Questions:
1. What kind of a person is Emily?
From what I have read, I feel that Emily is a really unsociable type of person; furthermore she is very curt and cannot adapt to newer and tougher situations. But she does have some strong points like the fact that she really knows how to cherish what she has.
2. How do we know? What evidence does the writer provide?
For the fact that Emily is unsociable and curt it applies to both her later years as well as her younger years although it is more pronounced closer to her death. One example would be she said "See Colonel Sartoris." (Colonel Sartoris had been dead almost ten years.) "I have no taxes in Jefferson. Tobe!" The Negro appeared. "Show these gentlemen out." It can also be seen that she mostly kept to herself fromt eh fact that she stayed in her “house, which no one save an old man-servant—a combined gardener and cook—had seen in at least ten years.”
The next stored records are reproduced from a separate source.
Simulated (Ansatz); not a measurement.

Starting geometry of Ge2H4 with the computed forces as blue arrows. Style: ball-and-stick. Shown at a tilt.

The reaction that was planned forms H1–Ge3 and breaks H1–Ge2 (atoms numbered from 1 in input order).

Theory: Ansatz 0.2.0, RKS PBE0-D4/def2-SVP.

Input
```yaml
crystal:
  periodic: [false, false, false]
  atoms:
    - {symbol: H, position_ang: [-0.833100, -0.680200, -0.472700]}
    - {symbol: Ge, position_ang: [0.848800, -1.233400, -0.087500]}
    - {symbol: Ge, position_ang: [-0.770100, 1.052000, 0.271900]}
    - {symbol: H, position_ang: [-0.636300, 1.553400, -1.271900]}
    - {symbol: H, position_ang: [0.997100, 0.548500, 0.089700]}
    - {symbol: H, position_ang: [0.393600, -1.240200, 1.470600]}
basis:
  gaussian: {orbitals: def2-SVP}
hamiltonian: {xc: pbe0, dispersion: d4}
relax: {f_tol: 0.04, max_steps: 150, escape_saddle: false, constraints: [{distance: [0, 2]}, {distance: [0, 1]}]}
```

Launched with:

As for the fact that she is unable to adapt, it can be seen when “After her father's death she went out very little; after her sweetheart went away, people hardly saw her at all.” This showed that she still could not recover from the set back of the loss of two dearest to her and this continued till her death day. It is true that she can cherish what she had as seen when she still kept “a crayon portrait of Miss Emily's father.” This showed how much she missed her father and kept a portrait of him till the very end as seen on “the funeral on the second day” a portrait “the crayon face of her father musing profoundly” could still be seen. But she took it a little too far with Homer Barron where in order to have his love forever, she actually gave him arsenic and let the man lay in a room on a bed.